> The fact that we the people continue to vote in our incumbent representatives at rates over 90 percent is a direct measure of the extent to which those representatives are doing what we want them to do.
This is an artifact of the districting system. A given district wants the local military base to stay open, or tax credits for the local industry. Their representative gets them that, so they get reelected. To get them that they screw over the general public in a thousand ways -- mostly by trading other representatives for the things that aren't in the public interest but their districts want -- but none of them are big enough for the people in the district to change their vote, and most of them couldn't have been prevented by a single representative anyway. So the bums fail to get voted out.
Which in no way contradicts what I said. The fact that what the people want (or at least a voting majority of us) actually screws over the general public does not mean the people don't want it. It just means that what the people want is not actually good for all of us in the long run. Welcome to reality.
You implied that the majority of voters want Something To Be Done and so keep reelecting the people who do this. In fact what happens is that the majority of voters don't even know that this issue exists, but some interest group wants it and captures a representative whose district isn't going to notice or care what their representative is doing on this and then trades votes on other issues their district also doesn't care about to get what they want from other representatives.
There are existing laws that couldn't command majority support in any district much less a majority of them but remain on the books because the representatives who support them continue to be reeelected for independent reasons.
The fact that people given a choice between "abortion is illegal" or "poors don't starve to death" choose "abortion is illegal" doesn't mean they want poors to starve to death (although they do want that); it just means they want abortion to be illegal more.
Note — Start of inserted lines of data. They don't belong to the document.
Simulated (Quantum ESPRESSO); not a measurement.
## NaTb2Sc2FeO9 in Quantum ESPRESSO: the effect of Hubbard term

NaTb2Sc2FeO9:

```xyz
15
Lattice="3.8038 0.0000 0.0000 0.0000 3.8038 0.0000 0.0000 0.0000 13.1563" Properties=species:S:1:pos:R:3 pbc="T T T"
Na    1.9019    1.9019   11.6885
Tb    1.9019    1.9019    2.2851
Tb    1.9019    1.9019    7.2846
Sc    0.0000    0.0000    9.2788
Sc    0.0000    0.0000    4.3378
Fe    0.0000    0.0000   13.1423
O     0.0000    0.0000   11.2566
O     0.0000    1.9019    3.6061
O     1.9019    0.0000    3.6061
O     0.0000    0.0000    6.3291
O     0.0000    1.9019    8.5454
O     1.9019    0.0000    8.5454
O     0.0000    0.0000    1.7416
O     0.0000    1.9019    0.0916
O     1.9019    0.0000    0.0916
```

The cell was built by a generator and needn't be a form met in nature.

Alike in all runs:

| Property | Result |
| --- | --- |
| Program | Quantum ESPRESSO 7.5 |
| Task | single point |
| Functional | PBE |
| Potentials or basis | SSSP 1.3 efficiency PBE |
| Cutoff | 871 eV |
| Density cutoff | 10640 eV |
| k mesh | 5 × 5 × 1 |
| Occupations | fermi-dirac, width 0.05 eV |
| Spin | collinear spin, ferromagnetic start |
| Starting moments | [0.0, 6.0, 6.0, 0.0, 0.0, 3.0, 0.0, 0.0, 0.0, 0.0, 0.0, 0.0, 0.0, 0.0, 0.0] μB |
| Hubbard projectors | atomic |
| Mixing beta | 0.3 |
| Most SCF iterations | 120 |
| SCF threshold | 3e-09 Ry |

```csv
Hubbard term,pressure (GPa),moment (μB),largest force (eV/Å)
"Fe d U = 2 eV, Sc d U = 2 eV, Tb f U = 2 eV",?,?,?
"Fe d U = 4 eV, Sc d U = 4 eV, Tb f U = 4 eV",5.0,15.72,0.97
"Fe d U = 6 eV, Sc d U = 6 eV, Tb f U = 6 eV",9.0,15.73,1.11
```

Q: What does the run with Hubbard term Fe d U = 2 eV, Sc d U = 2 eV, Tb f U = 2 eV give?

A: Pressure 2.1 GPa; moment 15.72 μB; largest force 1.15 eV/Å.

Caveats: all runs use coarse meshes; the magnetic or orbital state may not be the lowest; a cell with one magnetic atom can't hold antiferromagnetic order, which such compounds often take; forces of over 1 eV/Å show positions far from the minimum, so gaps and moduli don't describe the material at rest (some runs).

Okay, it was a bad example because those kinds of hardliners do want all the bad things to happen. People given a choice between "close the military base and lose your jobs" and "keep your jobs, but we drop more bombs on brown people" don't necessarily want to drop more bombs on brown people, but they do want to keep their jobs.
> given a choice between "abortion is illegal" or "poors don't starve to death"
What are you talking about? No voter is faced with that choice.
> those kinds of hardliners do want all the bad things to happen
Who are these "hardliners" you speak of?
> People given a choice between "close the military base and lose your jobs" and "keep your jobs, but we drop more bombs on brown people"
No voter is faced with that choice either. Closing the military base in a particular district doesn't mean the military downsizes. It just means the base gets built in some other district whose representatives were better at getting pork for their constituents.
None of these things have anything to do with the basic problem I described.
This is an artifact of the districting system. A given district wants the local military base to stay open, or tax credits for the local industry. Their representative gets them that, so they get reelected. To get them that they screw over the general public in a thousand ways -- mostly by trading other representatives for the things that aren't in the public interest but their districts want -- but none of them are big enough for the people in the district to change their vote, and most of them couldn't have been prevented by a single representative anyway. So the bums fail to get voted out.